Pensions Advice FAQ
How much does independent pension advice cost?
Financial advice is not free. Please follow the link to our Client Proposition and Agreement which will provide further information on our potential costs and charges.See our Client Proposition
Where can I get pension advice?
Where can I go if I have a dispute with my private pension provider?
The Pensions Advisery Service (TPAS) provides general guidance about pensions and can help if you have got a problem or have a dispute with your occupational or private pension arrangement. Any complaints should in the first instance be directed to the provider or your financial adviser for Personal Pensions or the Scheme Trustees for Occupational Pensions but TPAS can also assist in this area in problems persist.
How many years NI contributions do I need for a full pension?
In order to receive a full State Penson, you will need 35 qualifying years. Some pensions will normally be payable if you have 10 qualifying years on your National Insurance record.
How much is Full State Pension currently
£175.20 per week (as at October 2021).
At what age can I access my full State Pension?
State Pension access ages are increasing and are likely to continue to do so, they are being aligned for men and women.
Is a drawdown pension a good idea?
Drawing down from your pension pot can be a very good idea. However, it is not something to be entered into lightly or without seeking and understanding the implications. You must discuss your options with a pension adviser in order to make sure it is the best fit for your personal circumstances.
How much can you drawdown from your pension?

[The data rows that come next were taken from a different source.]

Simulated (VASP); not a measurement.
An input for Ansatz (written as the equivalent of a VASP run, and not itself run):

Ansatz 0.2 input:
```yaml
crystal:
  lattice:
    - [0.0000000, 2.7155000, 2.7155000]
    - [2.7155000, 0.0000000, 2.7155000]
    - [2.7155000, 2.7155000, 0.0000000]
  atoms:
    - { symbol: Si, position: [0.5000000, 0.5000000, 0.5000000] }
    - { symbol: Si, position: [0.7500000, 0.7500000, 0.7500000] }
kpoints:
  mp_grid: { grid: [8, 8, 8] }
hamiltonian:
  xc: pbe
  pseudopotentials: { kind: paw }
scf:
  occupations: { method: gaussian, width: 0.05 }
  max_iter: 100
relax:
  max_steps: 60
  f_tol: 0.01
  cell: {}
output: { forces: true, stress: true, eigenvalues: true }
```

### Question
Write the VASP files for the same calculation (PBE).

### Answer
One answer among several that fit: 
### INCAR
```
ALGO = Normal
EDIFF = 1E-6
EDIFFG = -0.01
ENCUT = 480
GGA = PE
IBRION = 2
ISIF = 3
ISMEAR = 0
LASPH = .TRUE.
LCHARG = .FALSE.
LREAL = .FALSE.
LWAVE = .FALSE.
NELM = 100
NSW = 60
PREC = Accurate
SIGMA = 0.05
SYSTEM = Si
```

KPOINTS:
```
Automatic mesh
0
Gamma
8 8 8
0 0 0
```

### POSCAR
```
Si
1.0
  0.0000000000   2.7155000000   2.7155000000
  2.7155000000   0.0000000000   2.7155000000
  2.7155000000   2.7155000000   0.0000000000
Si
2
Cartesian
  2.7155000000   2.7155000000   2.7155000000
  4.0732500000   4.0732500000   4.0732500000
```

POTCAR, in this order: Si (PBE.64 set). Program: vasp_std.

Under normal circumstances you can choose to take up to 25% (a quarter) of your pension pot as a tax-free lump sum. If you have one of the older policies, you may be able to take out more than 25% as tax-free cash, but you will have to check with your pension provider or seek Independent Financial advice. There are no longer any restrictions on the amount of income which can be withdrawn, but withdrawing income too quickly increases the risk of the pension plan being exhausted before death and carries some significant income tax complications.
How do I cash in my pension?
You can take your whole pension pot as cash if you want, withdrawing it all as cash. You will get the first 25% (quarter) tax-free, the remaining 75% being added to your income and will therefore be taxed in the normal way. However, the default position is that income tax will be deducted at the 45% maximum rate applicable, with any tax overpaid reclaimed from HMRC. You must discuss your options with a pension adviser in order to make sure it is the best fit for your personal circumstances.
Can I stop paying NI after 35 years?
If you want to receive the full State Pension, you will need to have 35 years of contributions (NICs). However, even if you have paid 35 years of National Insurance contributions, if you are still working and earning above the National Insurance threshold you will still have to pay NI.
Can I take some of my pension at 55?
One of the most recent changes is that you can now start taking money from your pension pot at the age of 55, which is well before you can receive your State Pension. Although the government has confirmed plans to increase the minimum pension age from 55 to 57 from 2028.
Does a private pension affect my State Pension?
The payments you receive from your State Pension is based solely on your National Insurance contribution history. This is separate from any monies you receive from one of your private or occupational pensions. However, you should be aware that any money in or taken from your pension pot may affect your entitlement to some state benefits.
How much should I pay into my pension?
As there are so many variables involved it is not possible to answer this question in this format. You must discuss your, circumstances, aspirations and finally your options with a Independent Financial Adviser in order to make sure it contribution levels are properly set and expectations agreed.
The value of your investment or pension can fall as well as rise and you may not get back the original amount invested.
The levels, bases and reliefs from taxation are subject to the individual circumstances of the investor and may be subject to future change.
The Financial Conduct Authority do not regulate tax planning.